Construct a normal probability plot by using MINITAB.

MINITAB procedure:

Step 1: Choose Graph > Probability Plot.

Step 2: Choose Single, and then click OK.

Step 3: In Graph variables, enter the column of Consumption and click OK.

Construct a boxplot by using MINITAB.

MINITAB procedure:

Step 1: Choose Graph > Boxplot or Stat > EDA Boxplot.

Step 2: Under Multiple Y's, choose Simple. Click OK.

Step 3: In Graph variables, enter the data of Consumption and click OK.

Construct a histogram by using MINITAB.

MINITAB procedure:

Step 1: Choose Graph> Histogram.

Step 2: Choose Simple, and then click OK. 

Step 3: In Graph variables, enter the corresponding column of Consumption  and click OK.

Construct a stem-and-leaf by using MINITAB.

MINITAB procedure:

Step 1: Select Graph > Stem and leaf.

Step 2: Select the column of variables in Graph variables and click OK.

Check whether last year's mean beef consumption is less than the 2011 mean of 57.5 lb.

State the null and alternative hypothesis:

Null hypothesis:

$H_0: \mu =57.5 \mathrm{lb}$

That is, the mean beef consumption is not less than the 2011 mean of 57.5 Ib.

Alternative hypothesis:

$H_a: \mu <57.5 \mathrm{lb}$

That is, the mean beef consumption is less than the 2011 mean of 57.5 lb.

Here, the significance level is, $\alpha =0.05.$

MINITAB procedure:

Step 1: Choose Stat > Basic Statistics > 1-Sample Z

Step 2: In Samples in Column, enter the column of Consumption.

Step 3: In Perform hypothesis test, enter the test mean as 57.5.

Step 4: Check Options, enter Confidence level as 95.

Step 5: Choose less than in alternative and click OK in all dialogue boxes.

From MINITAB output, the value of test statistic is $\boxed{-1.87}$and the p-value is $\boxed{0.034}$.

Rejection rule:

If $P\le \alpha$, then reject the null hypothesis.

Here, the P-value is 0.034 which is less than the level of significance. That is,

$P(=0.034)<\alpha (=0.05).$

Therefore, the null hypothesis is rejected at 5% level.

Thus, it can be conclude that the test results are statistically significant at 5% level of significance.

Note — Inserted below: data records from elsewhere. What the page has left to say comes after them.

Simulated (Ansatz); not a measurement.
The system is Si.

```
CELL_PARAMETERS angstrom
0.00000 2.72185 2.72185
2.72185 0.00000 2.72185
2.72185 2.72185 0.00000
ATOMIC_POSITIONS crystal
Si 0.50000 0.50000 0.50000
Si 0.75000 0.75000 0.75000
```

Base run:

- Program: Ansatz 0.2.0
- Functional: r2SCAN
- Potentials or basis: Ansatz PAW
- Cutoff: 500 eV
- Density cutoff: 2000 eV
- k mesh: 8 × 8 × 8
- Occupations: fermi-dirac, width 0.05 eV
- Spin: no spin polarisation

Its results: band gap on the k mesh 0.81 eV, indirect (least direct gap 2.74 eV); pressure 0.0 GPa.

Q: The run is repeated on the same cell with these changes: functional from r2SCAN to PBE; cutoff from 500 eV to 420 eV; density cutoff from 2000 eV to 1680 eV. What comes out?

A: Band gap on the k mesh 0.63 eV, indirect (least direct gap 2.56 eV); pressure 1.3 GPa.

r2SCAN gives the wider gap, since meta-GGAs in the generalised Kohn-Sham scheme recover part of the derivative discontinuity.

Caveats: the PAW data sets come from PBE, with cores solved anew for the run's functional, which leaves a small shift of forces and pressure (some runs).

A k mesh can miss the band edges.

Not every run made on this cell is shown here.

The data provide sufficient evidence to conclude that the mean beef consumption is less then the 2011 mean of 57.5 lb. at 5% level.

Remove the outliers and repeat the hypotheses test.

Obtain the test statistic and p-value by using MINITAB.

MINITAB procedure:

Step 1: Choose Stat > Basic Statistics > 1-Sample Z.

Step 2: In Samples in Column, enter the column of Consumption.

Step 3: In Perform hypothesis test, enter the test mean as 57.5.

Step 4: Check Options, enter Confidence level as 95.

Step 5: Choose less than in alternative and click OK in all dialogue boxes.

From MINITAB output, the value of test statistic is $\boxed{-0.21}$ and the p-value is $\boxed{0.417}$.

Rejection rule:

If $P\le \alpha$. then reject the null hypothesis.

Here, the P-value is 0.417 which is greater than the level of significance. 

That is, $P(=0.417)>\alpha (=0.05)$. Therefore, the null hypothesis is not rejected at 5% level.

Thus, it can be conclude that the test results are not statistically significant at 5% level of

significance.

Interpretation:

The data do not provide sufficient evidence to conclude that the mean beef consumption is less

than the 2011 mean of 57.5 lb. at 5% level.

From part b., the mean beef consumption is less than the 2011 mean of 57.5 lb. because the null hypothesis is rejected.

From part c., the mean beef consumption is not less than the 2011 mean of 57.5 lb. because the

null hypothesis is not rejected.

Thus, both results are not similar.

Explanation:

Here, the outliers are larger effect on the hypothesis test result.

If the outliers are not removed from the data, then the result of the hypothesis test produce valid conclusions regarding the population. Moreover, the distribution of the data is skewed to left.

If the outliers are removed from the data, then the result of the hypothesis test does not produce valid conclusions regarding the population. Moreover, the distribution of the data is roughly symmetric

Nonparametric test:

Nonparametric test is used to test the population parameters when the variable is not normally

distributed.

In this situation, the nonparametric test is more suitable when compared to one mean t-test.